Why credit unions should work with CFPB, not against it

by: Cliff Rosenthal
One year ago, I left my job running the Office of Financial Empowerment of the Consumer Financial Protection Bureau. In my earlier two articles in this series, I described my departure from the National Federation of Community Development Credit Unions after 32 years, and the culture shock I experienced — for better and for worse — in joining the CFPB. I did not leave the Bureau as any sort of protest, but rather to reunite the two halves of my life — my weekdays in Washington, DC, and my weekends at my real home in Brooklyn, New York, bridged by the 700 hours on Amtrak my wife and I had logged over nearly two years. Back here in Brooklyn, I have begun a third career of consulting and writing.
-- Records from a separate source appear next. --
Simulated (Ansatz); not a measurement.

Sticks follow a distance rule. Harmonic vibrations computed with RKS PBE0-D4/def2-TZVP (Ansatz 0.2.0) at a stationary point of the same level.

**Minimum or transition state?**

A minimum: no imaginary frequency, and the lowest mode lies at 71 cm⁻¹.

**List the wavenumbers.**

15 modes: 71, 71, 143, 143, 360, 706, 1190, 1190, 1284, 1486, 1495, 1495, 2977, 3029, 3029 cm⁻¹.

To paraphrase the classic Joni Mitchell song, I’ve looked at regulation from both sides now. I’m a credit union lifer; to this day, I’m advising groups on organizing credit unions. But I value and strongly support the CFPB in its current, though imperfect, form. So, I’m wrestling with this question: What would it take to better align the CFPB and the credit union movement?
We can agree that total alignment between the CFPB and the credit union movement is neither realistic nor attainable, even though both are on the consumer’s side. Tension between the regulator and the regulated is inevitable. But as long as it is a creative, constructive tension, it can produce better outcomes for all sides. I continue to believe that this is both desirable and possible.